As we can see from the cases presented in this section, the advantages of creating and EC with an energy company’s backing were multiple. They were able to draw on former experiences of organization and business models; there was contact with customers who could be potential members, expert knowledge, and the capacity to put the infrastructure into place. Smaller grassroots initiatives also needed to find a fruitful collaboration with energy companies and maintain an elaborate network of contacts that could be mobilized and maintained a certain level of their independence. The ECs founded by energy companies relied on their staff and institutional networks for filling the board positions. The grassroots initiatives, on the other hand, had their reliance on members who have cooperative experience. This can be tied into Wirth’s argument on the circularity of familiarity with cooperative forms of ownership, leading to homogeneity among groups of actors and lacking heterogeneity conditions . As shown in the former section, it is still men who still have a slightly higher probability of doing voluntary work . From these perspectives, it can be gathered that while organizational embeddedness and associational experience contribute to the longevity of an initiative, they can also affect the types of actors that are engaged. In a procedural justice perspective, actors will have a privileged position based on their technical knowledge and their already acquired capacity to navigate organizations and mobilize resources.
Opportunity: women as board members
This section will explore how women experienced procedural justice and their possibility to participate in the boards, and the barriers and enablers they encountered. Formal access to management positions in ECs is a condition to have the opportunity to engage in the decision-making process and accrue decision-making power . While the numbers reporting the gender ratio within EC’s in Sweden indicate that the Swedish ECs engage relatively higher percentages of women than their counterparts in, for example, the aforementioned cases in Germany, solely focusing on the percentage of members risks diverting the gaze away from issues of power structures and leadership. None of the interviewees reported unpleasant experiences on boards due to their gender. The interviewed women reported that their experiences were positively affected by being surrounded by other women who played a similar role:
There were several of us, LisaFootnote 3 was also there… So, we were two women and three men or something like that, or maybe they (the men) were four, I do not know, so it did not feel so strange. And then if you have been (working), like me, in the real estate industry and the construction industry, then you are as used to it, to the narrative, or what to call it, of (working with) middle-aged white men… There was no difference, but it was fun that Lisa was so driven and then Amanda, my boss (was there), so there were still women there. (Interview 13b)

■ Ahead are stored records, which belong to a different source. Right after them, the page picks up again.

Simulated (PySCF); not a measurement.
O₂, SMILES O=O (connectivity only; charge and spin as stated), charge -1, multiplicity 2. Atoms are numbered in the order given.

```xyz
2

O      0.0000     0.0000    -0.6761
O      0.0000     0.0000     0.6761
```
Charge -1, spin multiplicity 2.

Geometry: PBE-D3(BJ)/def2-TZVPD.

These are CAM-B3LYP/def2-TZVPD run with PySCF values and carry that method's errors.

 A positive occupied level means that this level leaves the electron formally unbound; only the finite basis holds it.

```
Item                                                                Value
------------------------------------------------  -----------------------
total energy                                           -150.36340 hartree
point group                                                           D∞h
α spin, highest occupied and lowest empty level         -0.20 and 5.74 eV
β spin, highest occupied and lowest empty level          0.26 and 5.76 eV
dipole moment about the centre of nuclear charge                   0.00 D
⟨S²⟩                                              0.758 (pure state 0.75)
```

This interlocutor was a board member in an EC initiated by an energy company. While this interlocutor experienced her time on the board as friction-free, one must consider her employment history in male-dominated sectors. This background enabled her to navigate new spaces and practices, wherein women were a minority. Fraune  draws a parallel between renewable energy production and German sports organizations. Women are underrepresented in executive bodies of sports organizations, since a precondition is a long and continued commitment to sport and sports organizations. In relation to renewable energy production, experience in either business or technology, which many women might lack due to the aforementioned gender segregation of STEM, might be a precondition for taking part in executive boards. The interlocutors’ statement also confirms that women can inspire other women to start engaging in energy-related activities [15, 16]. The research about women in sport organizations also indicates the importance of female role models , and role models enhance girls and women’s attitudes towards STEM as a possible career choice . Research on women’s professional networking in the sphere of renewable energy in the USA and Canada confirms that mentoring is critical to women’s professional development. Mentoring and networking are among the most critical factors leading to career success for those employed in the U.S. solar energy industry .
While the ECs were represented as welcoming of women, both as members and on boards, one interlocutor did indicate that in the energy branch in general, being a woman and a non-white person could pose obstacles to one’s professional identity:
So, you are often questioned when in groups, if you do not know the people. I am questioned in the circle I am in because it is still unusual for a female, non-white person to be involved. But it is not a problem, as soon as you have explained who you are and what you have done. But you do have to explain yourself, unlike if you had been a white man. It is not a matter of course that I enter a room and that everyone understands what I can do. (Interview 12b)
The interlocutor quoted herein underlines that their positionality affects the extent of their everyday professional interactions in the energy sector. ECs tend to score better in terms of energy justice, as they can, in theory, provide joint ownership, decision-making, and access to the profits generated. However, research does indicate that problematic aspects can arise, such as in the differences between involved individuals and how they engage in participation . Other interlocutors have not referred to these kinds of interactional issues with regards to the ECs.
We now discuss the gendered structure of decision making is and how the power relationships look in the boards. Findings form the energy sector in Europe and Sweden confirm that women are a minority [23, 25, 27]. Thus, the board compositions reflect general patterns in this sector:
They are engineers. We laugh at that too. I am not, but many are. On the board, we are two environmental scientists. Yes, it is engineer-driven. And you can understand that, they understand electricity … (laughs). (Interview 5b)
The board that this interlocutor was a part of had experts from engineering. This was particularly the case with the ECs initiated by energy companies. The gender segregation of the labour market and women’s underrepresentation in STEM thus gains special importance for the matter . Issues of women’s leadership and inequality are particularly salient in STEM-related fields and activities. As forementioned, research has here confirmed the importance of role models and mentorship for women’s inclusion, particularly in leadership [65, 66]. Women can inspire and engage more women, but for this to happen, there need to be structural preconditions in place, such as gender policies for the boards. Johnson et al. argue that not taking gender into account can benefit the groups that are already in a more privileged position, such as men, who are more often recruited in the system of energy supply . Thus, if there is no greater awareness of the gendered patterns of recruitment and volunteering in the energy sector, the ECs risk replicating the sector’s inequalities. Women and underrepresented groups are essential enablers of change. They need to have real agency in participation, recognition, and decision making  in energy system transition and to be able to reach the goals in EU’s Clean Energy for all package.
From this section, it can be gathered that women’s opportunities to engage in EC’s boards are positively affected by other’s women functioning as role-models and peers. Our interview data nevertheless indicates that the energy sector has problems when it comes to procedural justice and especially in relation to inclusion and diversity. Our findings confirm that the boards of ECs replicate gendered patterns in the energy sector and STEM more generally, benefiting men who are the primary group to be recruited.